This little routine culminated with one particular dressing down by Rep. Billy Long R-Mo., who asked the executives whether they knew “the difference between the word ‘yes’ and ‘no’?” Shortly afterward, Dorsey appeared to mock legislators by merely tweeting the following:

This tweet perfectly encapsulates how the hearing went—and how all hearings like this tend to go: Congress can yell at Big Tech all it wants, but until our government actually passes regulatory reform with teeth, the best we’re going to get from these guys is the occasional smart-ass tweet.

Yes, it seems like way too often now that Congress drags Dorsey, Facebook’s Zuckerberg, and Google’s Sundar Pichai away from their cloistered mansions to yell at them and ask why they are playing such a big role in the epidemic of online misinformation and propaganda sweeping the country. But this kind of political theater—apparently designed for the public’s benefit (despite how amazingly boring each and every hyped-up hearing is)—never gets us anywhere because, after the yelling stops, no new meaningful, passable, not-disastrous-in-its-own-way regulations ever emerge.

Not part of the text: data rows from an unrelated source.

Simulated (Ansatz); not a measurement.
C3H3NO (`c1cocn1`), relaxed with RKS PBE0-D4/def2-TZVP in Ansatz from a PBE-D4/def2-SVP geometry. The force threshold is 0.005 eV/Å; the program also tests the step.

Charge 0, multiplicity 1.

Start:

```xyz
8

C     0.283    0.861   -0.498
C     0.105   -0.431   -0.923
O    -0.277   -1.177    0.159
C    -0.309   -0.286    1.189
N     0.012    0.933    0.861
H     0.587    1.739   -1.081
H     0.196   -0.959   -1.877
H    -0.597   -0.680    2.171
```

Some commentators are saying that this time it’s different. The Jan. 6th Capitol riot—and the obvious role big tech platforms played in catalyzing it—has brought the level of alarm and outrage over social media companies to a boiling point. And, indeed, some congressional committees have been talking about regulations—though the polarization spurred by these very platforms has, ironically, made it difficult for any sort of bipartisan consensus to emerge.

Throughout all this, a question has emerged: Why do we need to have these hearings at all? Shouldn’t Congress just be talking to each other about the best way to handle this legislatively, instead of yelling at large companies for not self-regulating better (something big companies typically don’t do very well)?

One other major reason our elected officials may prefer this now regular Punch-and-Judy show to anything resembling real reform is that, despite Big Tech’s noxious effect on the nation as a whole, these companies certainly do know how to write a fat check. Since 2005, more than half a billion dollars has gone from the top five biggest tech companies towards various lobbying efforts. A recent report from Public Citizen showed that “Big Tech” has effectively “eclipsed yesterday’s big lobbying spenders, Big Oil and Big Tobacco.” True to corporate America’s playbook, the biggest tech firms give generously to both political parties and try to spread the money around equally, when they can.

Meanwhile, members of Congress on both sides of the aisle get to act tough in front of Mark Zuckerberg. Then they can send their constituents donation requests alongside claims that they’re cracking down on Big Tech rather than just talking.

For everyone’s sake, let’s skip the next four-hour verbal assault on Zuck, Jack, and Sundar and, instead, get together and do that thing lawmakers are supposed to do: pass some laws. What say ye, Congress? Y or N?